This post is in partnership with Entrepreneur. The article below was originally published at entrepreneur.com.
By Jayson DeMers, Entrepreneur
Everyone wants to work somewhere fun. Ask anybody in the world what type of place they want their office to be, and only a tiny percentage will reply “someplace boring, where nobody enjoys themselves and everyone only pays attention to the work in front of them.” Yet, many workers find themselves in such an environment.
That’s because there’s a dissonance for business owners that’s difficult to resolve. Yes, “fun” workplaces get more attention and seem to have happier workers, but at the end of the day, you’re running a business, and you need to make sure your workers are productive if you have any chance of remaining profitable. Unfortunately, many business owners assume that the best way to encourage productivity is to discourage fun and enforce as many tight-laced structures as possible in the overall work culture.

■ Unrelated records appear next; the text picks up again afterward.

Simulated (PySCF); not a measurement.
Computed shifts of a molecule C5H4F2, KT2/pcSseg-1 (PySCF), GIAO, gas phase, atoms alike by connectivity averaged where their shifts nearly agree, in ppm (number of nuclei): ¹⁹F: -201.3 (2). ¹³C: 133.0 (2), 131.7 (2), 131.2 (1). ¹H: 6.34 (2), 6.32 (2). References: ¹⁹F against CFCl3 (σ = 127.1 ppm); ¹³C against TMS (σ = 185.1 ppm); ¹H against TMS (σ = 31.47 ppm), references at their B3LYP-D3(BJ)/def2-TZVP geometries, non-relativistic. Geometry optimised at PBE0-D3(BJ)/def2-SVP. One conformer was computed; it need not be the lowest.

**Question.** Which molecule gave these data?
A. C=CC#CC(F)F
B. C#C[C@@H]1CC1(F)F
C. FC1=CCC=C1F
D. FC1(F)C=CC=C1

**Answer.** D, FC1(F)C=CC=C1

This isn’t the only way to go about this, nor is it the best way. In fact, there are several strategies you can use to keep your productivity high while simultaneously injecting an atmosphere of fun into your office environment:
1. Organize challenges.
Friendly competition is always a good thing. You can do this with professional items—for example, you can split your marketing force into two teams and have them compete to see who can generate the most leads in a given period. But you can also do this with non-work-related games—for example, you can sponsor a ping pong tournament or something similar for your workers to blow off steam.
Either way, the competition will get your workers’ blood pumping, and will inspire them to work harder in all the other areas of their jobs. Plus, it can be a nice distraction from the rigors of a daily routine.
2. Encourage breaks.
Too many offices have either intentionally or unintentionally developed a culture that encourages workers to work as long and as hard as possible. The thought process is that putting in 12-hour days without breaks makes you more productive than someone putting in only eight or nine hours with breaks. In actuality, breaks are a great opportunity to decompress.
Breaks lead to fresher minds, greater problem-solving and focus and more creative thinking. Encourage your workers to take breaks whenever they see fit (within reason, of course). Set up a dedicated break room, and fill it with things that will take your workers’ minds off their work for a few minutes—complementary coffee, light snacks and even a game or two will work wonders.
3. Socialize offsite.
Workplaces where co-workers and collaborators get along as friends tend to succeed more than places where employees keeps their distance and function as wholly independent automatons. The best way to facilitate collaboration, team building and generally improved inter-office relationships is to hold opportunities for offsite socialization.
If you can, treat your team to an offsite lunch occasionally to just eat, talk and hang out together. Sponsor an offsite event that rewards your employees, or hold a backyard barbecue as an informal gathering.
Your employees don’t all have to be best friends with each other, but if you can get away from the office and see each other a little more personally, the team will work better together and have more fun doing it.
4. Celebrate achievements.
Most offices have some way of recognizing achievements, such as raises, bonuses, promotions or just nods of recognition. Few offices take the time or effort to celebrate achievements, even major ones.
Whenever a team or individual hits a major goal, or when the company reaches a major milestone, treat your team to a real celebration. You don’t have to spend a lot of money or take a lot of time, but hosting a mini gathering makes a big impact. It helps people reap the rewards of their hard work, spend time together and feel good about the progress your business has made.
5. Focus on productivity, not schedules.
Finally, one of the best ways to facilitate productivity is to directly encourage it. Rather than setting strict schedules, timetables and rules, give your employees more flexibility to do their work as they see fit, with one caveat: the work has to get done, no matter what. Accommodating work-from-home days, flex time, long breaks and strange working environment requests can actually enable your workers to function better and get more done—even if they’re working fewer regular hours.
Implement these work culture institutions in your own business, whether you’re just starting up or you’ve been around for a few years. You’ll notice a near-immediate difference in the attitudes and behaviors of your employees. They’ll feel more appreciated, more relaxed and best of all—they’ll be better equipped to do their jobs well and feel happier doing it.